Once you find a value you like, do the final processing:

In [7]:
dataset['processed'] = keep_top_k_words(dataset, k)

# Training our Model

Our train_lda function takes a pandas dataframe with the processed texts in a 'processed' column, a number of topics to train, and a model name to save model files in a model folder for later use.

In [9]:
# import warnings; warnings.simplefilter('ignore') # Ignoring divide by 0 in log runtime warning during training.

In [10]:
dictionary,corpus,lda = train_lda(dataset, 50, '50topics')

Training model...
Time to train LDA model on  8897 articles:  0.6633241494496663 min
Saving model files...
Model saved in models folder.


# Now let's visualise!

In [11]:
pyLDAvis.gensim.prepare(lda, corpus, dictionary)

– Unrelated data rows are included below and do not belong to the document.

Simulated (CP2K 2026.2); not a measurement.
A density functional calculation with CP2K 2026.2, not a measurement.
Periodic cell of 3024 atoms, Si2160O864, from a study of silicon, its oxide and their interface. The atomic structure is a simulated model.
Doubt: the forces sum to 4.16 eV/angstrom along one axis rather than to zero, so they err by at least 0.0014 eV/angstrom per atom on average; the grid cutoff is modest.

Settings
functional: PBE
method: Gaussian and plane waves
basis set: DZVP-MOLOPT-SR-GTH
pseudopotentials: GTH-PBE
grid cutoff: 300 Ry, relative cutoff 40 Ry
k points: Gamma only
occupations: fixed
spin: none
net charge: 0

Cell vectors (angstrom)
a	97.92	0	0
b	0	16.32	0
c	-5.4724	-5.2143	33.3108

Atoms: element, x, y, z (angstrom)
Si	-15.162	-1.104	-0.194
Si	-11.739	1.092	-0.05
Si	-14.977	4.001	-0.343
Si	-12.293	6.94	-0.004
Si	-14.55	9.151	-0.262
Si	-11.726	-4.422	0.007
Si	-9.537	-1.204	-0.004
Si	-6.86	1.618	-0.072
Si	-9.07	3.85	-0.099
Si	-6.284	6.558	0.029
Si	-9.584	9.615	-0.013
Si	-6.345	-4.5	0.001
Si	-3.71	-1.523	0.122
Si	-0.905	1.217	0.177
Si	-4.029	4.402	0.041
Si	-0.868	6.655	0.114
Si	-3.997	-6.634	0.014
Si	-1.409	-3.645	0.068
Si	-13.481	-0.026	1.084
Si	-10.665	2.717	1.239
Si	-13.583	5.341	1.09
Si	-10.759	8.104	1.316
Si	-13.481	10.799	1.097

As you can see there are multiple overlapping topics, suggesting perhaps a lower topic number could be used for a general topic model. Let's try this:

In [12]:
dictionary,corpus,lda = train_lda(dataset, 30, '30topics')

Training model...
Time to train LDA model on  8897 articles:  0.5853211323420207 min
Saving model files...
Model saved in models folder.


In [13]:
pyLDAvis.gensim.prepare(lda, corpus, dictionary)

Let's decrease our topics one more time..

In [14]:
dictionary,corpus,lda = train_lda(dataset, 15, '15topics')

Training model...
Time to train LDA model on  8897 articles:  0.3784134825070699 min
Saving model files...
Model saved in models folder.


In [15]:
pyLDAvis.gensim.prepare(lda, corpus, dictionary)

# Comments:

As you can see from this simple example, the iterative process of finding a good general topic model becomes slightly more intuitive when visualising the topic distribution. Studying each topic and their top words can also give insights as to how to change the vocabulary for a better model and how to change the parameters in our train_lda function that define the representation of topics. 

The LDA model is an extremely useful tool for any topic modeling task, and it has a variety of functions including finding similarity between documents (for this you may add "from gensim import similarities" in the imports). For example, this can be used to generate a simple recommendation system for documents in any system.